About 200 private colleges that use the CSS Profile still consider grandparent-owned 529 accounts in their institutional aid calculations. Students completing the CSS Profile must report all 529 plans naming them as beneficiary, including accounts held by grandparents or other relatives. How each school weights that information depends on their proprietary institutional methodology.

My read on this: if your college list consists of public universities and FAFSA-only schools, the grandparent rules are genuinely clean now. If you're applying to places like Williams, Georgetown, or Swarthmore—schools with their own institutional formulas—don't assume the FAFSA logic carries over. Verify directly with the financial aid office or work with a college financial planner before making moves based on the grandparent exemption.

Parent-owned accounts face the same treatment on the CSS Profile as they do on FAFSA in most cases, though some schools assess parental assets at higher rates than the federal 5.64%.
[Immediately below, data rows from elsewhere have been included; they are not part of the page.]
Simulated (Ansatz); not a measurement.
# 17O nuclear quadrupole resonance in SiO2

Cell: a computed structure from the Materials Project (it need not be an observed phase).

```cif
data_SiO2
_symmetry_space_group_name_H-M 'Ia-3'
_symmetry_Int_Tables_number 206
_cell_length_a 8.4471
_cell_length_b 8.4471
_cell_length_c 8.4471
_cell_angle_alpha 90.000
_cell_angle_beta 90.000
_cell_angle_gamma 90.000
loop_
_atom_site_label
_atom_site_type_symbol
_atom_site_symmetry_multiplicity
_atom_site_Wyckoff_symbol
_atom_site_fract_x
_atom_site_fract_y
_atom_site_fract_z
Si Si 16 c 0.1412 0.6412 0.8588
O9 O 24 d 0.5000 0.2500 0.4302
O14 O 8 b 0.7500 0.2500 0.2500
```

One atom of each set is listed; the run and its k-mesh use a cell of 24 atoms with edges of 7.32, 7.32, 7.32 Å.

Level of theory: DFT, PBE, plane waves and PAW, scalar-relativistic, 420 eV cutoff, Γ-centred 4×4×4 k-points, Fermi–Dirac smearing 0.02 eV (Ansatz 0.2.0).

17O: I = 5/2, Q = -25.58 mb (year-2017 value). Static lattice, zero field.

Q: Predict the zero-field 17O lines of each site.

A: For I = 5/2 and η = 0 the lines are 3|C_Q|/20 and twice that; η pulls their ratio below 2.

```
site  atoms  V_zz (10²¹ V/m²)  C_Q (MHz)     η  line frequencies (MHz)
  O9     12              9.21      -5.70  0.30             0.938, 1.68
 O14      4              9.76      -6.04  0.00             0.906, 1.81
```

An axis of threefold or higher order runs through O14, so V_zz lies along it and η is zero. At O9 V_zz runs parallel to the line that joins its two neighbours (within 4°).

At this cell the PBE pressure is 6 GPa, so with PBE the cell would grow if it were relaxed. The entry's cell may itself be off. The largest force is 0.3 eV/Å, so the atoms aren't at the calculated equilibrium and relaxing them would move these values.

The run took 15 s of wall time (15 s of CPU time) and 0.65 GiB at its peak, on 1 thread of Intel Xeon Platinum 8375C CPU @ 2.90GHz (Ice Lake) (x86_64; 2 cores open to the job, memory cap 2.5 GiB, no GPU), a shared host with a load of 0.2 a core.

The Income Threshold Most Families Never Hear About

There's a threshold worth knowing, especially for families who worry the 529 savings will hurt them. Families with an adjusted gross income below roughly $60,000 may qualify to have parental assets excluded from FAFSA calculations entirely under what's called Simplified Needs eligibility.

If you're in that income range, the size of your parent-owned 529 may not affect your SAI at all. Zero. The asset balance simply doesn't count.

This flips the conventional advice on its head for lower-income families. The typical guidance—"save in a parent-owned account, not the student's"—is still correct structurally. But for families below the income threshold, the asset question may be a non-issue entirely. For higher-income families, the 5.64% rate on parental assets is still far better than the 20% rate on student assets.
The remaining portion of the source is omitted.